1. Alan - April 1, 2009

I initially thought it was appropriate that Chemistry.com would promote marriage…after all, it’s a dating site. But then I realized that one can promote relationships without necessarily promoting marriage or falling into matrimania. Though obviously they’re going to promote relationships, as that’s their business.

Haven’t read “Against Love”, may have to when I have time.

Lauri - April 1, 2009

Alan, your post made me think of this: if it’s about business, why would these dating sites want to promote marriage/commitment? Don’t they do more business the more people break-up?

It reminds me of those gum commercials where they say the company is going out of business because the flavor lasts so long.

2. Lauri - April 1, 2009

Interesting, Chemistry.com pits itself against eHarmony as being a more open and progressive alternative. I think that’s why I was so surprised to see these commercials- everyone knows eHarmony is the site for people who just want to get married at all costs, but Chemistry originally advertised itself as being the anti-eHarmony.

WRT the “work” issue- I think it is a completely made up by coupled people to make it seem like they are doing something challenging or accomplishing something. It’s a way to make marriage or coupledom seem more worthy of tax benefits and presents and whatnot and more important. Like, they are doing all this “work” for the good of society or something. Like it’s not all fun and games, in fact it’s akin to Doctors Without Borders and Greenpeace.

L, I am with you, I don’t see the point in “working” for a relationship and never have. If it feels like work, why not just be alone? I think guys I’ve dated have actually been put-off by my lack of drama. I see friends “struggling” with “challenges” in their relationships, and none of it seems like a big deal to me in the least.

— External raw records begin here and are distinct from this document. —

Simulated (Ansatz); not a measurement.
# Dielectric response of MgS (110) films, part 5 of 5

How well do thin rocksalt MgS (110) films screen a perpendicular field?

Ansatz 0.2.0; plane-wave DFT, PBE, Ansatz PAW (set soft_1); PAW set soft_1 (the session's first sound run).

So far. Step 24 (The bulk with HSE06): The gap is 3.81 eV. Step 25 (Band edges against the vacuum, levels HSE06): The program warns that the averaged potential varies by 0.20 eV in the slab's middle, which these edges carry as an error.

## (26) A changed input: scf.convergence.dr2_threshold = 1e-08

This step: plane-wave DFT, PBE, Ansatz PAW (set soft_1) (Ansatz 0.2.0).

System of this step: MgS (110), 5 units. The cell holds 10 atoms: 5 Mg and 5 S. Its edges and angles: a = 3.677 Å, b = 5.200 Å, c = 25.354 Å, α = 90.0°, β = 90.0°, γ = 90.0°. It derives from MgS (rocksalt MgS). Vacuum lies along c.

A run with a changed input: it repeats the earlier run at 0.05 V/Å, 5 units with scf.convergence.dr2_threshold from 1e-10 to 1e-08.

What is interesting is that no one ever talks about maintaining friendships as work, and that’s FAR more work than maintaining a romantic relationship. People say that you can choose your friends as opposed to your family, but you also have far more choice regarding your romantic partner than you do with your friends, especially after a certain amount of years when friends become more like family. I have some friends that I can only really describe as “difficult.” But when they’re being difficult I just kind of ignore it, it will pass eventually. No one ever talks about “working” to maintain friendships, they figure if it gets bad enough they’ll just cut it off. Why not apply all the same strategies to coupledom? I don’t know, I clearly will never understand the whole thing.

Alan - April 1, 2009

I wonder if some people are simply more interested in relationships, and thus find working on them a challenge, instead of pointless drudgery. Just like some people find needlepoint or rock-climbing worth the effort, while others don’t.

onely - April 2, 2009

Alan, I’m *this close* to buying your theory. It’s a very generous one. But… needlepoint and rock-climbing fanatics (in facebook it’d be “fans”) are usually considered subgroups of people with “special” interests. In the case of relationships, our culture demands that bookstores provide us with whole cases of books on the subject and demeans anyone who dares to ask about the joys of being single or who doesn’t want to “work” at a relationship. If you’re happy being single, you just might be … lazy! That’s not a sub-group’s motto — it’s an entire culture.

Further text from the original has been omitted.